Why can't I get the good things?
I don't want to be so pathetic to name out why I deserve it. I want it to come to me because I truly deserves it.
It's always like that.
Whenever I like someone, I will spending my time fighting over him with someone. Just like previously C & V. I had to fight over 2 freaking girls and I still lost him. Not just 2 actually, 4 to be exact.
I just want to run away from reality so badly because at the end of the day, I know i'm still gonna fail in life.
I don't even know how to express my feelings. I can only cry right now. That's all.
I'm trying too hard. Wayyy too hard.
I don't even know if I should continue fighting. I don't want to lose. But I know I will. Not because I have no confidence, but because it always happens. Things have never changed.
I'm sick and tired of being lonely. I really want someone whom I can rely on. Someone whom is able to lend me their shoulder. Someone whom I really love.
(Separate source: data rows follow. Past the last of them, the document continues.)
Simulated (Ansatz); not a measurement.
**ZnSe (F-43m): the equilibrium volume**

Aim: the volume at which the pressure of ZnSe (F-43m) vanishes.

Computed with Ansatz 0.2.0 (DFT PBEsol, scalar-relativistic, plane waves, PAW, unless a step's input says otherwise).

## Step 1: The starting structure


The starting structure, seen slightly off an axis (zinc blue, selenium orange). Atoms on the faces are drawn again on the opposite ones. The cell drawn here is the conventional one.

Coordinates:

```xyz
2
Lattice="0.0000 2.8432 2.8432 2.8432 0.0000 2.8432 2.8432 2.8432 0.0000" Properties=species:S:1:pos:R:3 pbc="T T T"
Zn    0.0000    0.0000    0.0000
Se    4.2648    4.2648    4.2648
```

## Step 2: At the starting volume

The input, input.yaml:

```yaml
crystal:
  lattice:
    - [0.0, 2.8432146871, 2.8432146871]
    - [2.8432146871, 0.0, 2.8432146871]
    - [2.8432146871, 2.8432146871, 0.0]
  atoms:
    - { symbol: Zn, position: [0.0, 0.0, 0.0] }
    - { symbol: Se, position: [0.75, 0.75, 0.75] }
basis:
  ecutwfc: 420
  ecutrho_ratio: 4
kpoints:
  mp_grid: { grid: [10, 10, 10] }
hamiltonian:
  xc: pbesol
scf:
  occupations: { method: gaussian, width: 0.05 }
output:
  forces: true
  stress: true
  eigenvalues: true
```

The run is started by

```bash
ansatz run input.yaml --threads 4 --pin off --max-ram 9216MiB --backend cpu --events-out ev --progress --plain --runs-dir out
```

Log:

Now I'm starting to sound like some despo-attention-seeking bitch. I really really miss the time when I had someone to talk to and knowing that at the end of the day, someone will constantly remind you that you're beautiful and they loves you.
I miss that so badly.
It's officially 1 year 3 months since I broke up with him. Which also means I've been spending majority of the 15 months alone with no one I can truly rely on.
Now I know I have best friends too. But they are always unavailable. :( I understand, but I just hate it.
It's time to really let it all out. Haishhh...
Don't even know if I made any sense.